# Sentence Similarity Measures III: Wide-Inclusive Sentence Featurization

## 0. Contents

* I. Corpora:
    * MSR Paraphrase Corpus
    * Brown
* II. Discriminativity Weighting (Brown, SpaCy lemmatization)
* III. Featurization:
    * Features:
        * Unigram Prec/Rec (Wan et al. 2006) 
        * Bleu Prec/Rec (Papineni et al. 2002)
        * Dependency Prec/Rec (Wan et al. 2006; Moll$\acute{a}$ 2003; Hovy et al. 2015)
        * F1 for Unigram, Bleu & Dependency
        * Tree Edit Distance (Zhang & Sasha Algorithm)
        * Sentence Lengths (Wan et al. 2006)
    * Featurization Function
* IV. Paraphrase Classifier:
    * Training: MSR Paraphrase Corpus
    * Classifier Types:
        * Logistic
        * SVM
* V. Evaluation

## I. Corpora

In [15]:
import numpy as np
import pandas as pd
from nltk.corpus import brown
from spacy.en import English

In [16]:
parser = English()

##### Load MSR

In [17]:
path = "/Users/jacobsw/Desktop/WORK/OJO_CODE/SENTENCE_SIMILARITIES/CORPORA/paraphrase/msr_paraphrase_data.txt"

In [18]:
df = pd.read_csv(path, delimiter='\t')
df.head()

Unnamed: 0,﻿Sentence ID,String,Author,URL,Agency,Date,Web Date
0,702876,"Amrozi accused his brother, whom he called ""th...",Darren Goodsir,www.theage.com.au,*,June 5 2003,2003/06/04
1,702977,"Referring to him as only ""the witness"", Amrozi...",Darren Goodsir,www.smh.com.au,Sydney Morning Herald,June 5 2003,2003/06/04
2,2108705,Yucaipa owned Dominick's before selling the ch...,MICHAEL GIBBS,www.nwherald.com,*,*,2003/08/23
3,2108831,Yucaipa bought Dominick's in 1995 for $693 mil...,ALEX VEIGA,www.miami.com,*,*,2003/08/23
4,1330381,They had published an advertisement on the Int...,Philip Pangalos,www.alertnet.org,*,*,2003/06/25


In [19]:
len(df['String'])

10594

In [20]:
data = list(df['String'])

In [21]:
for i in xrange(5):
    print data[i]
    print

Amrozi accused his brother, whom he called "the witness", of deliberately distorting his evidence.

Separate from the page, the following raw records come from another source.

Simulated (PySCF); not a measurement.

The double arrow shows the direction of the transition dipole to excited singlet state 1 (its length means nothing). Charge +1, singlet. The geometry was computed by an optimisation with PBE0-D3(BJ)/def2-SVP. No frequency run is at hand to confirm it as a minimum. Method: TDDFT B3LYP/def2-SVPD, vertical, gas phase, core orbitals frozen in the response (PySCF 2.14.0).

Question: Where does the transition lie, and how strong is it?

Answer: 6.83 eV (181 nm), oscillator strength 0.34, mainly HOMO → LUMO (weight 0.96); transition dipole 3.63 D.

Referring to him as only "the witness", Amrozi accused his brother of deliberately distorting his evidence.

Yucaipa owned Dominick's before selling the chain to Safeway in 1998 for $2.5 billion.

Yucaipa bought Dominick's in 1995 for $693 million and sold it to Safeway for $1.8 billion in 1998.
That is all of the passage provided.